August 11, 2008 - 4:16 pm - by Richard Fernandez
Plastic Snoopy
2008-08-11 20:50:28

Mike Sylwester:

I’m not so sure that the S. Ossetians would have acted so boldly had they not known that the Russians were willing to back them with substantial force. They ambushed Georgian police with IEDs and then called for volunteers from the North slopes of the Caucuses to help. Indeed, that was what Russia called their troops on the first day, as they moved through the pass. That rhetorical coordination should indicate the level of Russian involvement in this affair.

A good portion of Russia’s Black Sea Fleet sortied within days of the Georgian incursion into S. Ossetia — ready to fight, and land troops no less. This is no small undertaking. Russia’s fleet has not been well funded since the Soviet collapse. This year’s deployment of the Kuznetsov carrier group was a milestone in Russian fleet readiness.

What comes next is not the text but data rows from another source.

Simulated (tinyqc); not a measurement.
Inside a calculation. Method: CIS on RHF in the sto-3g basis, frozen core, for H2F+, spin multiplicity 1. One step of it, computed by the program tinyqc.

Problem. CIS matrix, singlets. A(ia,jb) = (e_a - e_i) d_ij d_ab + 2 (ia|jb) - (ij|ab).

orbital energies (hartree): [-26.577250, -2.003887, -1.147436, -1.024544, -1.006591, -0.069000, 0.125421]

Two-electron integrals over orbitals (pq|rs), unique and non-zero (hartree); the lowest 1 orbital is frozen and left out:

When I factor in the recent repair of the rail line into Abkahzia, the drone shoot-down incident earlier this year, and the PKK bombing of that famous Georgian pipeline a week ago (when was the last time the PKK operated outside of Turkey/N.Iraq/N.E.Iran?), it becomes clear to me that the Russian invasion was in the works for a good while. This was no sudden response to “war crimes” real or imagined. The fact that Russia now publicly labels the Georgian President a war criminal suggests to me that they will stay in Georgia until such time that Saakashvili is delivered to a Russian tribunal, and a Russian puppet takes charge in Tbilisi.